Last Sunday I think God spoke to me just when I wasn’t listening. I should have been paying
more attention, after all I was in the middle of a church service. Trouble was it was nearly time for the sermon and I was checking my notes.
The service to which I refer was the last of this year’s welcome services for students beginning placements. These are always occasions that ripple with hope so it’s good to be involved.
What got my attention was a collision between two sentences. Neither of the sentences was particularly noteworthy in its own right. However, they must have been whizzing around somewhere in my head because all of sudden they bumped into each other and the noise they made sounded like God.

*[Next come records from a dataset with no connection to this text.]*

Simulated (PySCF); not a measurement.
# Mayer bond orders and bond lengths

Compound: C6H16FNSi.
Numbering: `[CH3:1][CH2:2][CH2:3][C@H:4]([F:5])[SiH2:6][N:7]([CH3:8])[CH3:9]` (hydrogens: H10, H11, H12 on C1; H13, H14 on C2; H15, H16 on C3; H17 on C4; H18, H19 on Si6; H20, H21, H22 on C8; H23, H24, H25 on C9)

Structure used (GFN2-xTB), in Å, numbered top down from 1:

Sentence one came from the church’s moderator who was leading worship. He observed that the large council estate on which the church is set is, according to all the indexes, one the most deprived parts of the country. I knew this. I used to live down the road. The reputation matched the statistics.
Sentence two came from the church secretary as she told the story of God leading them to invite one of our students to become their minister-in-training: “It’s never easy to find someone to minister in an area like this.” True, indeed a commonplace observation.
But throw those two sentences together and what an indictment! What an utterly irreconcilable and damning contradiction! After all this is supposed to be Christian ministry that we are talking about. You know ministry in the name of Christ, for the sake of Christ and according to the example of Christ.
Just how Christian is a ministry that shies away from the most needy areas? Isn’t that what the incarnation is all about? You know, God seeing our need and plunging into the thick of it rather than shouting at us from a distance or commuting in now and again?
To the extent that Baptist ministry as a whole joins the queue into the suburbs or goes looking for the chance to escape to the country (or our fond-imagined picture of the country), to the extent that it rushes to put its name down for a church in Pleasantville, to that extent it ceases to be worthy of the label Christian.
Indeed such a state of affairs is a denial of Christ; it is a ministry that speaks his name while repudiating his way of life. If our ministry were truly Christian then the neediest areas would find it easiest to attract a minister.
I know all the justifications of this unGodly perversion – you’d be surprised how many people tried them out on me to in an attempt to persuade me not to move from my first ministry in a large suburban church to lead a small congregation in a former mining area.
Some might say, “We are all simply following the Lord’s call.” If that’s true, why has God stopped calling people to minister to the most needy? Has there been a divine change of mind about the poor that has passed me by?
Some might point to church growth theory and urge that we continue to exert our evangelistic efforts in those areas where we seem to get the best response. But since when has it been OK to pursue mission in a way that denies the very heart of the gospel, sacrificing faithfulness to the way of Christ on the altar of easily measurable “success”?
None of this is to point the finger at any particular minister in any particular church. There is human need everywhere and we are called to minister to that need. But it is most definitely to point the finger at our Baptist ministry as a whole.
Whatever the justifications they aren’t worth tuppence as long as the collective reality denies the way of Christ. Until things change perhaps we should stop calling our ministry Christian.
My turn to do a month's worth of comment pieces for the Baptist Times' "Outside Edge" column has come round again. With the agreement of the editor I'm going to post my BT article here. To check out the Baptist times as a whole click here.
5 comments:
Small churches, tough contexts - only girls and students need apply. Sorry, that's cynical, but I was recently struck, when doing a guest preach at a former work colleague's church, by a comment to the effect that that's how it is. And my experience seems to fit.
The sad thing, I think, is that some small churches feel they have no option but to take these people because 'no one better will look at them' (ouch!) and some ministers get stuck in tough places because 'no one else will look at them' (double ouch).
I sometimes think that small churches in tough contexts need plural ministers when what they can afford is less than one.
Rant over!
Good stuff.
Of course it isn't just pastors who are guilty on this count. On a political level it's always telling how many councillors (of all parties: I reckon mine is not quite so bad at this as the others but still pretty poor) represent the most deprived areas but won't go and live in them. Not saying that people absolutely have to live in the area they stand for, but they could at least consider moving there once elected.
Ditto people who work for charities.
Ditto people who are part of church plants in neighbourhoods with a lot of poverty.
You can tell a lot about people by the company they keep and where they live is pretty reflective of the company they keep.
It's a real problem, especially if the denomination has minimal standards for housing.
it has standards for housing?
try small and multi-faith and see who will go there!